The European Central Bank raised the ceiling on emergency liquidity for Greek banks on Monday for the third time in six days and a senior ECB policymaker said any further extension would depend on how talks with creditors progress.
A banking source told Reuters the euro zone central bank's governing council had held a teleconference to discuss extending the emergency liquidity assistance (ELA) after savers pulled about 4.2 billion euros from Greek lenders last week.
"The governing council raised the ELA cap and will convene again via teleconference at any time necessary," the source said, speaking on condition of anonymity and declining to say how much the ceiling had been raised by.
Austria's central bank chief Ewald Nowotny later said the Governing Council, which is made up of central bank chiefs from around the euro zone and the ECB's executive, would talk again to discuss the outcome of Monday's euro zone leaders' summit.
Nowotny warned that Greece risks losing access to further emergency funding for its banks if the government does not reach a prompt deal with creditors.
"This credit is advanced until the end of today and whether we can continue to extend it depends on our rules as well as the result (from negotiations) today," Nowotny, a member of the European Central Bank's Governing Council told journalists.

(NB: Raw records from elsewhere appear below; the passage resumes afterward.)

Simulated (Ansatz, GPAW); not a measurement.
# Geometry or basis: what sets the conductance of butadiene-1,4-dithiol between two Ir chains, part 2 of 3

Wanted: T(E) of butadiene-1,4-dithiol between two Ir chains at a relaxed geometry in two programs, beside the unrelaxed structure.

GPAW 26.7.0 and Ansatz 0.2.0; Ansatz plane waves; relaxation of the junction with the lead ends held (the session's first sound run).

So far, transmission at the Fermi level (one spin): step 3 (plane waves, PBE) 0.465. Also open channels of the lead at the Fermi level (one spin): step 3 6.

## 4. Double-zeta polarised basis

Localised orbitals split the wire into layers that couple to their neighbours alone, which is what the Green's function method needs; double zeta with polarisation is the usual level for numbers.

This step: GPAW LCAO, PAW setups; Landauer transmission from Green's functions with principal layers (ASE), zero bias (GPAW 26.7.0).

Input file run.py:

"(ELA) runs precisely for one day because there is a summit meeting (of leaders) to deal with the Greek question and the ECB, sensibly enough, did not want to anticipate the result," he said on the sidelines of a conference in Vienna.
Were the ECB to freeze central bank funding for Greek banks, as Nowotny's remarks imply it could, capital controls on withdrawing cash would be unavoidable.
The ECB raised the ceiling on ELA that banks can draw from the Greek central bank by 1.1 billion euros to 84.1 billion euros on June 17 and raised it by a further 1.8 billion euros on Friday, according to a government official.
Sources in Frankfurt and in Brussels said pre-orders for deposit withdrawals for Monday had reached 1 billion euros.
Nowotny, who also underlined the importance of finding a long-term 'perspective' that put Greece's future and that of its banks on a solid footing, emphasised the urgent need to reach political agreement.
"Credit has been extended for one day. Then we will see what the result of the summit is," he said.
His remarks came after a new Greek proposal on a cash-for-reforms deal raised hopes of an agreement as euro zone leaders prepared for an emergency summit.
The ECB had been approving emergency funding on a weekly basis but is now meeting almost daily as bank withdrawals and negotiations reach a climax.